It just comes off as judgmental and moralistic bs.
1. Getting to ramen profitability with a team of 2 – 4 within six months to a year, AND
2. augmenting the human condition for a huge number of people in a meaningful way.
Well shit... if SV is a community of 2-4 person creating profitable products that augment the human condition every year...
"augment the human condition", "a huge number of people", and "a meaningful way" are really subjective and arguably VERY few people are doing things that meet those criteria.
those criteria aren't offensive, but the part that flips me was "it's not worth doing". Granted its 4 words in an otherwise insightful piece, but I have a problem with it when people tell others that their life's work is worthless.
People pursue all sorts of activities in their lives, personal and professional, that, by this metric aren't worth doing.

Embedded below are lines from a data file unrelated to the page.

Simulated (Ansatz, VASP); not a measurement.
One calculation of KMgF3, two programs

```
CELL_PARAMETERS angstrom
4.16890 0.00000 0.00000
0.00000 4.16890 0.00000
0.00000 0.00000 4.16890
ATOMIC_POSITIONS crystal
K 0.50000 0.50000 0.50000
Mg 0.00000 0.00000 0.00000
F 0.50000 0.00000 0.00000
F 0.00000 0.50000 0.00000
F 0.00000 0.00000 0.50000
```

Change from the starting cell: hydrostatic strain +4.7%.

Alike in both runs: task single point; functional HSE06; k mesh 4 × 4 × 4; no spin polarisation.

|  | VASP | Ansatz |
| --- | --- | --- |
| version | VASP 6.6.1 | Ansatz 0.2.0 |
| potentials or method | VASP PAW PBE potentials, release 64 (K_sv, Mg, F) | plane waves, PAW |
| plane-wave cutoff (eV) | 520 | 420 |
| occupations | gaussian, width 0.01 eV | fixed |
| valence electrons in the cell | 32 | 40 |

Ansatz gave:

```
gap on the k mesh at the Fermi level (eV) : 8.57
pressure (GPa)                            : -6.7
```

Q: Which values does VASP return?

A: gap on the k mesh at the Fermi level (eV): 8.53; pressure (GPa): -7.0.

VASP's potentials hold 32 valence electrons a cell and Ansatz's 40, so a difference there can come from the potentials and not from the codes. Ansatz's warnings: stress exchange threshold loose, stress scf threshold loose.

i'm aware, of course, that you've written opinionated pieces that narrowly define "startup" as well, so maybe all those things just aren't startups and don't apply.
but of course this (i believe false) line of reasoning then raises the question of what tiny business couldn't be considered to be potentially an augmenter of the "human condition for a huge number of people", doesn't it?
There's gems in there, but lots of bad, bad advice.
>"Assume the market is efficient and valuable ideas will be discovered by multiple teams nearly instantaneously."
That's just irresponsible and unrealistic advice.
Splitting stock evenly and governing yourself as a "final say" CEO seems a bit self-contradictory, to say nothing of whether or not you should be a "final say" CEO in a startup (debatable).
This is also deplorable:
Yeah, it's wonderful to "augment the human condition...", but don't be a condescending prick about it. Things are perfectly worth doing even if they don't impact a large number of people.
The trouble with this is, Slava inherently claims superiority to his audience when he declares (not suggest, declares) that things are not worth doing just because they aren't up to his self-defined standard of ambition.
Such a statement is not for him to make; it wouldn't sound right coming straight out of one of Paul Graham's essays, so on what authority does he get to make this statement?
However, that's a distinction you're making, gruesom. The OP doesn't say it's not worth doing as a startup, he says it's not worth doing in general. There's no qualifier. Had there been, I wouldn't take the same issue with it. This is something other commenters have pointed out down and upthread as well.
He did not. It's you who read that in and became indignant at it.
"There's no qualifier."
Certainly there is—the title of the post. Plus its whole context, which is obviously that of a classic Silicon Valley venture-funded startup.
Look at it this way. When people in this context say "You should go after a big market", do they mean that anyone going after a small market is an inferior person? Of course not. What they mean is that if you're going for a classic high-growth startup, you'll need a market big enough to support that. They're communicating a distilled lesson about startups, not the world in general. Same with Slava's post.